I use Twitter almost daily to listen to the conversation and to share my ideas. In my experience, it started out simply as a forum for learning. I used it as a means of professional development. I found educators to follow who were sharing resources that I would never have seen. When I read an article that was informative or insightful, I retweeted it, sending it on to the people who followed me. I have Google Reader set up, but I do not use it anywhere as much as I use Twitter. That is partly because my Reader is more intimidating – even though I am the one who set it up! There are always more articles there than I can face reading. On Twitter, I can just pause for what grabs my eye. I know that this means that I am in charge of my learning, rather than having it be more objective, but I find that I am reading more than I ever was before from professional resources. I think that many people start on Twitter for this reason. They want to learn and grow in an ever-changing world, and Twitter is a known resource for helping that growth.
Is it truly professional? Past of the discussion was that much of what happens on Twitter is social, rather than professional. While I initially questioned that, I am beginning to understand what he means. After two years or so on Twitter, there are many people that I interact with there who have become my friends. They are not simply small Twitter photos but are unique individuals, many of whom I have now met and shared face-to-face conversations. Those that I have not met face-to-face are people whose ideas I could easily identify. I care about them as people, rather than as simply sources for my own learning. This has turned my time on Twitter into a social experience. I am still learning from it, but I am learning from people that I consider colleagues, not simply people to follow. It has changed my sense of my time on Twitter, adding weight to what I learn there. I know who I trust the most among the people I follow. (When I have time, I will actually take the time to review whom I follow.)
The final issue was about the use of the word “network.” Is it a network or is it a community? “Network” was being used to describe an impersonal connection that simply was based in professional interactions. For me, that is exactly what Twitter was when I started. I went there simply for my own growth and took from it whatever interested me. It was not about developing relationships. Over time, however, those relationships grew. There were people who responded to me and shared their ideas and work with me. Through those exchanges, we made tentative and then deep connections. They responded when I asked a question, and I responded when they did. Impersonal connections turned into relationships, which are at the heart of community. Some of those are still very slight, but there are others that have become rich and deep.
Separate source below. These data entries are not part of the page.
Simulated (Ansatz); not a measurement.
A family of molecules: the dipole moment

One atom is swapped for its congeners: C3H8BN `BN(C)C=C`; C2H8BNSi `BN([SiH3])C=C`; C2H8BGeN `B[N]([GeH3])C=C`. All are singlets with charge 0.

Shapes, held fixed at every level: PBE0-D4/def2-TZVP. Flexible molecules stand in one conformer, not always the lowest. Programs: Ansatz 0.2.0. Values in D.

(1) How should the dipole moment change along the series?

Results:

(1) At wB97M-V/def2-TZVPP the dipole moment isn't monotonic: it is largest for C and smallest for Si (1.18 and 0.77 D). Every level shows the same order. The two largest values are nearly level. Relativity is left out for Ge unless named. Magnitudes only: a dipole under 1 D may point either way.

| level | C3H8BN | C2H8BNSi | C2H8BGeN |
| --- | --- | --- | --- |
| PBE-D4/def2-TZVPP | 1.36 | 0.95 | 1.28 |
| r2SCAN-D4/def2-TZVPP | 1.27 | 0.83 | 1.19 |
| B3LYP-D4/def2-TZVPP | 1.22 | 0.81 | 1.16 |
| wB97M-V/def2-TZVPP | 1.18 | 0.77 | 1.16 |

While some of the conversations about what a PLN is were simply about semantics, it is worth the time to consider what it is that we are talking about when we use the term. Are we using it in a way that will draw others in or simply to make them feel left out? Do we want to open our community or keep it exclusive? When we talk about Twitter, are we opening doors or making ourselves look exclusive, part of a slightly odd “In Crowd”? That part of the conversation is very important, if we believe that the best education for our students comes from reaching beyond the walls of our classrooms and interacting with educators around the world. We need to make the doors to this group wide open and inviting. Are we doing that?
For me it is about widening the circle of ideas that i have access to geographically. The social piece has been an added bonus. I still used Facebook for my closest “friends” and I use Twitter professionally. People who don’t “get” Twitter laugh at that statement. The idea of a PLN seems foreign to many. Thanks for your post, hope you don’t mind if I use it as a jumping off spot for a blog I write about PLNs, I’d like to reference back to your post through our Colorado Association of Middle Level Educaton blog if I can…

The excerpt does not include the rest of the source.